February 2011 Archives

crock reboot

| | Comments (0)
Crock crashed at 7:06 PST this morning, with the same "soft lockup detected on cpu #0" error we've seen before with it and some of the other dom0s, mostly running Xen 3.4 I think. I rebooted it now and domUs are starting to come back up.

Update: everybody on crock should be back up now except for one person whose menu.lst file seems to be unreadable. Email support@prgmr.com if you are still having trouble. Thanks.

knife reboot

| | Comments (0)
Knife crashed again and I suspect it was because of the "soft lockup" problem we have seen previously. I don't know for sure because its console server isn't part of the logging program we are using with other servers, so we really need to finish getting that integrated. Everybody on knife should be back up and running now though. Email support@prgmr.com if you are still having trouble. Thanks!

network outage at SVTIX again

| | Comments (2)
I think it lasted about 20 minutes.   I believe it was an upstream problem (though this is not confirmed at the moment, and boy, won't I be embarrassed if it turns out to be my router crashing.)    This upstream was pretty good for the first year or so, but they've been getting less reliable.  I guess we need to quit talking about it and build our own BGP router and get a secondary upstream.  

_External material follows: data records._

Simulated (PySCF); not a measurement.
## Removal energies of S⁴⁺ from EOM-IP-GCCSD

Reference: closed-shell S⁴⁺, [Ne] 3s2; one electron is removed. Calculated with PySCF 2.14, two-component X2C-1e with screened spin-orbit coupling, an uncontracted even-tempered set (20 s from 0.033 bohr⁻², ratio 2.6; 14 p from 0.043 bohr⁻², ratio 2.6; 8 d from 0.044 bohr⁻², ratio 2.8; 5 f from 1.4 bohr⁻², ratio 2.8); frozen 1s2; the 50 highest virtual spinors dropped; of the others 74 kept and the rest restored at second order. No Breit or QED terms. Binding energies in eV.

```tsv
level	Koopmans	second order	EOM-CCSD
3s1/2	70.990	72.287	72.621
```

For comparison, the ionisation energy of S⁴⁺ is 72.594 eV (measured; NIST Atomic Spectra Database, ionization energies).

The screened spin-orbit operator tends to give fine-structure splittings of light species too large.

I've been holding back on this project just 'cause nick and I don't have a lot of experience running BGP;  we're announcing some swamp one of our customers has as a start, but even that hasn't been without hiccups.   Generally speaking, I would think that leaving it to my upstream would result in a more reliable system,  but of late, that hasn't been the case, so I suppose we need to roll our BGP systems in to production.  

edit:  here is what our upstream had to say:

"EGIHosting.com - Support" writes:

Hi Luke,
There was an emergency maint that was done on the BACKBONE fiber going to SJ DC.  Everything is done and back up normal now.


they've been blaming most of the recent outages on XO, who apparently provides them point to point links to whoever they actually buy bandwidth from.

I need to find out who can get me transit at SVTIX without going through those (apparently fragile) XO lines.

hamper reboot

| | Comments (0)
Hamper.prgmr.com rebooted now, and we don't have logging setup for its serial console so we may not be able to find out why. I'm looking at the logfiles though for other clues. I'll update here again when everybody on hamper is up and running again. We're also planning to setup conserver with logging for the servers at Fremont like it is at svtix, we should probably do that sooner because of this.
update: everybody should be back up now, except for one person who I emailed. Email support if you still have problems. Thanks!
wow.   linux raid 1+0 seems to rebuild a /whole lot/ faster than our previous setup, which was using lvm to stripe across 2 linux raid 1 mirrors.     

Personalities : [raid1] [raid10]
md1 : active raid10 sde2[4] sdb2[1] sdc2[2] sda2[0] sdd2[5](F)
      955802624 blocks 256K chunks 2 near-copies [4/3] [UUU_]
      [>....................]  recovery =  4.0% (19262848/477901312) finish=212.
7min speed=35926K/sec

md0 : active raid1 sde1[3] sdb1[1] sdc1[2] sda1[0] sdd1[4](F)
      10482304 blocks [4/4] [UUUU]

unused devices: <none>

knife hung hard.

| | Comments (3)
not sure what the problem is.   serial console was configured correctly, but I see nothing on the serial console.   I will have nick go over it later, he set up some logging that I might have missed.  

Anyhow, the server is coming back up right now.  

edit: knife is back up.  Complain loudly (preferably to support@prgmr.com) if you are still down

network outage at SVTIX last night

| | Comments (0)
I'm still figuring out the details.  

Oh, and thanks to everyone who included traceroute output in their complaints.  that helps quite a bit. the problem was clearly some sort of networking 

update:  my upstream got back to me and said

"Hi Luke-

It appears there was a Fibre line cut which caused the network outage. The connection has since been repaired by XO. Please let us know if you need anything else."

As I'm sure you can all see, I don't see any 'xo' on my route... my belief is that they are leasing (somewhat unreliable) line from XO to backhaul he.net bandwidth to the svtix data center, as nobody in he.net fremont went down.